In the code below, I have a simple for-loop that I'd like to replace with, hopefully, a faster vectorized Numba parallelized implementation as well as a CUDA implementation.
import numpy as np
b = np.array([9,8100,-60,7], dtype=np.float64)
a = np.array([584,-11,23,79,1001,0,-19], dtype=np.float64)
m = 3
n = b.shape[0]
l = n-m+1
k = a.shape[0]-m+1
QT = np.array([-85224., 181461., 580047., 8108811., 10149.])
QT_first = QT.copy()
out = [None] * l
for i in range(1, l):
QT[1:] = QT[:k-1] - b[i-1]*a[:k-1] + b[i-1+m]*a[-(k-1):]
QT[0] = QT_first[i]
# Update: This is not the REAL calculation below but a proxy
# Use QT above to do something with the ith element of array x
# As i updates in each iteration, QT changes
out[i] = np.argmin((QT + b_mean[i] * m) / (b_stddev[i] * m * a_stddev))
return out
In my real function, the length of the input arrays, a and b, can be variable and very long. Note that QT
depends on the m
and the length of b
and both will always be provided. Also, one might be tempted to recommend doing some sort of traditional convolution but convolution does not solve my problem. Convolving only gives me the final QT but I actually need to use the intermediate QT values for another calculation (see argmin line that depends on some pre-calculated calculations of the input arrays) before updating it for the next iteration of the for-loop.
What is the best way to replace the for-loop with Numba so that it is faster on CPU?

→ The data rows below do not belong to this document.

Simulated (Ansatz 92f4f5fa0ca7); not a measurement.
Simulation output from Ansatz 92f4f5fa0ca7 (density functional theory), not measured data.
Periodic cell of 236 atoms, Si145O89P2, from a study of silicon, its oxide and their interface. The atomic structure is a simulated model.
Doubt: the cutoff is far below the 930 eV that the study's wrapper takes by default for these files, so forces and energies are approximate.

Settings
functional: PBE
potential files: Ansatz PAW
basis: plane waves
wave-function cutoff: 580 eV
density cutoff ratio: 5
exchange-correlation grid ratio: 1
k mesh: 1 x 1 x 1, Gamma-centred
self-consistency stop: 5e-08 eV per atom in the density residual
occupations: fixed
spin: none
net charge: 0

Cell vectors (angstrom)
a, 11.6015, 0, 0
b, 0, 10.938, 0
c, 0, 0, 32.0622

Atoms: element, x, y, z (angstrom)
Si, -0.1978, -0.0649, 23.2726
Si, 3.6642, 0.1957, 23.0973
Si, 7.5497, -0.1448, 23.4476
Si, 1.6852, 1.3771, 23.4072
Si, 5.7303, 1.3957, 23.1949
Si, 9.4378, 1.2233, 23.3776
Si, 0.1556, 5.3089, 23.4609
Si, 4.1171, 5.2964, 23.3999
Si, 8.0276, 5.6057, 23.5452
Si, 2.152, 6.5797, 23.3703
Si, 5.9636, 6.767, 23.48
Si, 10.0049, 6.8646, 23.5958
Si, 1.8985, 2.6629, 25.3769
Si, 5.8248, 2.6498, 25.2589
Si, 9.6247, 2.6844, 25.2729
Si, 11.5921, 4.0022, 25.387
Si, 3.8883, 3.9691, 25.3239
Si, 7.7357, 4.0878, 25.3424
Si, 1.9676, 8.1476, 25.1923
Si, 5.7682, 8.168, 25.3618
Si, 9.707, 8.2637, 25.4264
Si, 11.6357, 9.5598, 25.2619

Is it possible to use multiple threads with nogil and prange in this instance?
What is the best way to replace the for-loop with Numba so that I can port this to GPU as well with CUDA Jit?
I would greatly appreciate any help in porting this code over to Numba so that I can leverage parallel CPU computation as well as GPU CUDA computation.